The Mudcat Café TM
Thread #125230   Message #2772592
Posted By: John P
24-Nov-09 - 10:47 AM
Thread Name: True Traditional Music
Subject: RE: True Traditional Music
Getting back to a couple of things that caught my interest earlier:

Spleen Cringe: There is no "traditional folk music". There are, however, plenty of traditional folk musics. Lots of different countries and regions have them - and guess what? They don't all sound the same! They're not a single genre! I presume, JohnP, you play a couple of them, perhaps from the UK/US traditions, rather than from, say, the Mongolian or Uzbekistani or Malian traditions? Personally I'm a huge fan of traditional folk musics from India, Pakistan, North Africa and the Middle East. None of them sound much like Dock Boggs or Lizzie Higgins, f'rinstance, much as I love the music of those two individuals. I guess that's not what you mean when you describe traditional music as a "genre"?

Yes, obviously there lots of traditions from lots of places. And no, they don't all sound the same. They do, however, sound a lot more like each other than any of them sound like modern pop or classical music. Since almost everyone on Mudcat is primarily involved with European or American folk music, it seems like if we need to delve into other traditions for specific discussions or examples, it is easy to get more specific. Most of the time it's not needed.

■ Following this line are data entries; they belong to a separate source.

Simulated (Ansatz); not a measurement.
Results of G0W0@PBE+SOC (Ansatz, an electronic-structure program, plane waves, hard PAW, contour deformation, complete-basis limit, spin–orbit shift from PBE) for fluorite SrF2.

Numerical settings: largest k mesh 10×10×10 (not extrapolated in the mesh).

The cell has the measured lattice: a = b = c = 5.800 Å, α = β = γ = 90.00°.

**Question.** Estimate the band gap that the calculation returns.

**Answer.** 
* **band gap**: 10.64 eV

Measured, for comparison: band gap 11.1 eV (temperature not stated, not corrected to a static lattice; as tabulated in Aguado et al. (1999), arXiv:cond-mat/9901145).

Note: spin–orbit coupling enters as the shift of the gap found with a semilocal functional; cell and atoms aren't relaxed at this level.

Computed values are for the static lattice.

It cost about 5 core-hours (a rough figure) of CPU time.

I have a lot of familiarity with European, British Isles, and American traditional idioms, and I hear common themes and similarities all over the place. I listen to but don't know much about Andean, Turkish, Greek, and North African music. They have the stamp of tradition in my ear, even though the melodies and rhythms are different. They don't sound anything at all like what I hear on the radio most of the time. For my purposes -- and that's all that really matters when I'm playing or listening -- I can easily lump them into one genre with a bunch of interweaving idioms.

Which brings us to:

Amos: But for any meaningful discussion within that broad stream, the fact must be faced that there are many traditions, of different temporal lengths, with different degrees of literacy or other devices in their transmission, and different musical dimensions. But it is absolutely obvious to me there is no single "tradition". There is a sheaf of them, wending and dividing and rejoining through time.

I love the interweaving of traditions -- in fact that's part of how the music came to be. I've noticed that European music gets more odd the farther east it goes -- German and Austrian music is pretty straightforward, Hungarian starts moving away from the "standard" modes and harmonic patterns, Bulgarian can be like that or more Turkish in sound, etc. I sometimes get accused of playing Bulgarian music when I'm playing Swedish music. There is a type of polska in 3/4 time that is rhythmically very nearly the same as a daichovo in 9/8, and which uses a scale that includes a one and a half steps between two of the notes. A cursory listening can make them sound like they come from the same tradition.

But the idea that really caught my interest here is wondering if the type of musical collusions/collisions that made Appalachian music, Cajun music, and the blues are still going on. Or has the prevalence of rock music and the shrinking world made that a thing of the past? Does anyone know of any blending of different types of traditional music to make a new idiom in the last hundred years or so?

Perhaps one of the reasons that rock music has become the music of the people is because it lends itself very well to mixing with any other musical genre or idiom, without losing the basis of what makes it rock. I hear Mexican rock, a few different types from Africa, Euro folk-rock, jazz fusion, rock based on classical music, and, of course, the blues. All definitely rock, all definitely influenced by and fused with completely different genres.

From a process standpoint, rock is even doing the whole change-through-the-gnerations thing. Just listen to Crossroads by Robert Johnson and then by Cream.